In reflecting on the game afterward, I was strongly reminded of exactly why it is that I came at superheroes through cartoons and not through comic books. I have a definite soft spot for superpowered hijinx, but even before I became a feminist I was never able to get past the feeling that comics were NOT FOR ME. Cartoons like Batman and X-Men may have had their problems, but at least there were female characters I could latch on to that weren’t depicted solely as titillating or objectified. Storm! Rogue! Poison Ivy! Harley Quinn! Their costumes might have been stupid, but they at least got to be people and not collections of sexy bits offered up to a (presumed) straight white male viewer.

And that sucks for a lot of reasons. It sucks that bullshit sexism is so ingrained in comic books that faithful reproduction of comics almost always comes with an equally faithful reproduction of the things that make comics so very problematic.

Worse, it sucks that I want to like superheroes, but most of the time I feel like I just can’t enjoy them the way my male comics friends do. Because well-done superhero stuff that doesn’t fuck up, or at least doesn’t fuck up too much? Oh man that’s just the best ever. Captain America 2 was the best! The new Ms. Marvel is pretty fucking great! And Avengers might not have passed the Bechdel test, but I’m Team Black Widow forever. Superheroes are great, and compelling, and just plain fun! And all I want, all I have ever wanted is to be able to like them as uncritically as my dude friends have always been able to. Because it’s hard to give something your entire heart when that thing won’t stop telling you that it’s just not for you.

But most of all, it sucks because looking at the art for this game and the character concepts, I get the feeling that the team behind Sentinels didn’t intend to make a game full of sexist art. Because yeah the female character designs suck, but the card art still shows them being heroes and not just broken-spined, dead-eyed assemblages of sexy parts of female anatomy. (Except for that one boobshot-with-no-face of Fanatic. Seriously, what were you thinking letting that one through?) To me, it feels like this was a case of there just not being any women[1] in the room.

Because that’s the problem with the vast gender imbalance in the gaming industry. When the people working in the industry on game design and development are overwhelmingly white and male, shit like this is going to happen without anyone ever thinking that maybe they should do something different. Sexist character design is so very, very entrenched across geekdom, and privilege keeps many male game developers and designers from even seeing that it’s there.

When sexism is the background radiation that pervades our lives, the people who benefit from sexism (men) often don’t notice that it’s even there. Even the most well-intentioned, enlightened, feminist-leaning dude is just plain going to miss shit. He doesn’t need to see it, after all, because it doesn’t affect him. Which is why it’s so very important for there to be women at the table during the process of game development[2]. Sometimes what you need is someone who can speak up and say, “wait, you get why that’s bullshit right?”
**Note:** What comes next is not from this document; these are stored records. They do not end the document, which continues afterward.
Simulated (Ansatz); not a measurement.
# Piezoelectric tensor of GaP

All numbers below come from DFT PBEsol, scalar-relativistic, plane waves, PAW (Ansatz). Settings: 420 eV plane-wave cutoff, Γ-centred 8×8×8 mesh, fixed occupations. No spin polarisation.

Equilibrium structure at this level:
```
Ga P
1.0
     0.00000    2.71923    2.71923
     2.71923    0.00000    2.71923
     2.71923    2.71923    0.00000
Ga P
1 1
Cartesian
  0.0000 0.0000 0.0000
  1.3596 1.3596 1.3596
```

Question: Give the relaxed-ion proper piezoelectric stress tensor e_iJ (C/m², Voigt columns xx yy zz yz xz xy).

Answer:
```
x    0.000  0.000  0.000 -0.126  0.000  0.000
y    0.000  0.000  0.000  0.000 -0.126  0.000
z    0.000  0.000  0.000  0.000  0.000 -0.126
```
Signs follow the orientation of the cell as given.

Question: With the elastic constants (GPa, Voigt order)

Let me tell you, I’ve had variations of this experience more times than I can count since starting this blog that can be summed up as a male friend being surprised when I complain about sexist art in a game because they hadn’t even noticed[3]. And then they admit that, shit, yeah – that thing they like is pretty sexist, and express some level of embarrassment that it needed to be pointed out to them. It sucks! (And not just for them, because let me tell you, I don’t enjoy being that person who craps on people’s fun[4].)

But not failing doesn’t have to be hard! Game design is not a solitary process – it takes time and an awful lot of eyeballs. So just make sure to include women and other not-white-het-cis people as some of those eyeballs, and make sure that they know you’ll take their feedback seriously. The wonderful thing about game design is that it is an iterative process! It’s impossible not to fuck up your first draft – but early designs are always a hot mess of bad writing and clunky design. If you make spotting -ism fails part of your design agenda, it is absolutely possible to make games that don’t punch girls in the feels and tell them they have cooties.

[1] Or n-b folk, or PoC, etc.

[2] They also need to have an environment where they feel safe and supported in speaking out against sexist design decisions, which is something many women in the games industry don’t have. But that’s a topic for another post.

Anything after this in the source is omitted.